Dollarama (TSX:DOL) has consistently proven why it is one of the most reliable performers on the Canadian stock market. The discount retailer continues to deliver impressive returns for its shareholders, building on a strong track record of growth and resilience. After about a 47% gain in 2024, Dollarama’s momentum hasn’t slowed down. DOL stock has already climbed another 36.7% so far in 2025.
The considerable gain in this Canadian stock reflects the strength of Dollarama’s business model. This value retailer offers a wide selection of everyday essentials, seasonal products, and general merchandise at a range of low fixed price points. This low-cost approach continues to attract cost-conscious consumers in all economic situations, supporting its financials and share price.
Looking ahead, this Canadian stock could continue to deliver above-average returns as it continues to expand its footprint in both domestic and international markets.
Dollarama performs strongly in the first half
Dollarama’s value-driven business model continues to thrive even in uncertain economic times. The discount retailer posted strong results in the first half of fiscal 2026, reflecting its resilience and continued ability to attract cost-conscious consumers.
Sales climbed 9.3% in the first six months of the year, supported by a 4.9% increase in comparable store sales across Canada. The company’s steady pace of new store openings also played a key role in driving growth. During the second quarter alone, Dollarama added 27 net new stores, bringing its total to 49 new locations so far this fiscal year and expanding its nationwide footprint to 1,665 stores. With this momentum, the discount retailer appears well on track to meet its goal of opening between 70 and 80 net new stores by year-end, a move that should further strengthen its top line.

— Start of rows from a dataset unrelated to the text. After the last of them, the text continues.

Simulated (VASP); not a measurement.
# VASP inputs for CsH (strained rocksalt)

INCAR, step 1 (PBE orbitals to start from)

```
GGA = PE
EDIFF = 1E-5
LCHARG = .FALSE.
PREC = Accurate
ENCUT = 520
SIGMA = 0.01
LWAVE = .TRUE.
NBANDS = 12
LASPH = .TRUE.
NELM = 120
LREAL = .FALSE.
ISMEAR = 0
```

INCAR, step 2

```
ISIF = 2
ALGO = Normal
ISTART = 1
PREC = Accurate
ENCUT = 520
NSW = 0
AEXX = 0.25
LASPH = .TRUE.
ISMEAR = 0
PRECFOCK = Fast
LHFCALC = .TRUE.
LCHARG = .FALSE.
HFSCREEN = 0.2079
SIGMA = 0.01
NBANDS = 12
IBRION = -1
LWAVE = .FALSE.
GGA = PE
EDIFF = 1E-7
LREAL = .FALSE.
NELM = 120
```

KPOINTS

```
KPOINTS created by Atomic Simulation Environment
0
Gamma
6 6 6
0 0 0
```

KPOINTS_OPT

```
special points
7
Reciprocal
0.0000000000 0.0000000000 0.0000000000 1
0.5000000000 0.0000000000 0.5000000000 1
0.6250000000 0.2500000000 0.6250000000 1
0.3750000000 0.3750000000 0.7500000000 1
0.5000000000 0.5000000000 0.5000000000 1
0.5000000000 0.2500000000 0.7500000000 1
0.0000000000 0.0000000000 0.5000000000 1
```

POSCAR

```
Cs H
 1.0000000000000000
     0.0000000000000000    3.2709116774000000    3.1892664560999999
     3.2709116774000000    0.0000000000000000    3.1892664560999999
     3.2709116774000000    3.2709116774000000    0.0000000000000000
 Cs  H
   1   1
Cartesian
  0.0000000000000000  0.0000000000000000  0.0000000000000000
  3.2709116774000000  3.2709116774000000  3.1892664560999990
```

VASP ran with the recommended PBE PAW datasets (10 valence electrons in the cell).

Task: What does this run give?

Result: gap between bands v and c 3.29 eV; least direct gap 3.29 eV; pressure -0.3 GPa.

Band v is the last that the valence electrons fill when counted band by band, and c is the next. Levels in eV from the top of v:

Profitability was even more impressive. Net earnings jumped 18.6% year-over-year, while earnings per share (EPS) rose 19.6%, reflecting both higher sales volumes and effective cost management. Dollarama’s consistent performance highlights its position as a reliable player in Canada’s retail landscape and an attractive option for investors seeking stability and steady growth amid ongoing economic volatility.
Dollarama stock to deliver steady gains
Dollarama is well-positioned to deliver consistent growth and reliable returns. The company’s focus on affordability makes it a defensive play, while its disciplined expansion strategy keeps growth both sustainable and efficient. The retailer is expanding its store base, which is expected to accelerate its sales growth. Moreover, these new stores have quick payback periods and require minimal maintenance costs.
At the same time, Dollarama has been quick to adapt to changing consumer habits. By expanding its presence on third-party delivery platforms, the retailer is adding convenience for customers, which is expected to translate into incremental sales.
Furthermore, Dollarama’s diverse product mix, which includes well-known brands and private-label goods, enables the company to appeal to a broad customer base while maintaining healthy margins. In addition, its direct sourcing from suppliers further strengthens its cost control and bargaining power.
The company will also benefit from its recent acquisition of Australia-based discount retailer, The Reject Shop Limited (TRS). The move expands Dollarama’s international footprint and geographically diversifies its exposure beyond Canada.
In addition to steady capital gains, Dollarama’s shareholders have also benefited from the company’s consistent dividend growth. It has uninterruptedly increased its dividend since 2011 and is likely to maintain this growth streak.
Notably, the highest 12-month price target for Dollarama stock is $222.86, suggesting an upside potential of around 16.5% from its closing price of $191.26 on November 12. Over the past five years, Dollarama stock has grown at a compound annual growth rate (CAGR) of 31.7%. If it maintains that pace, its shares could climb to approximately $251.89 in one year.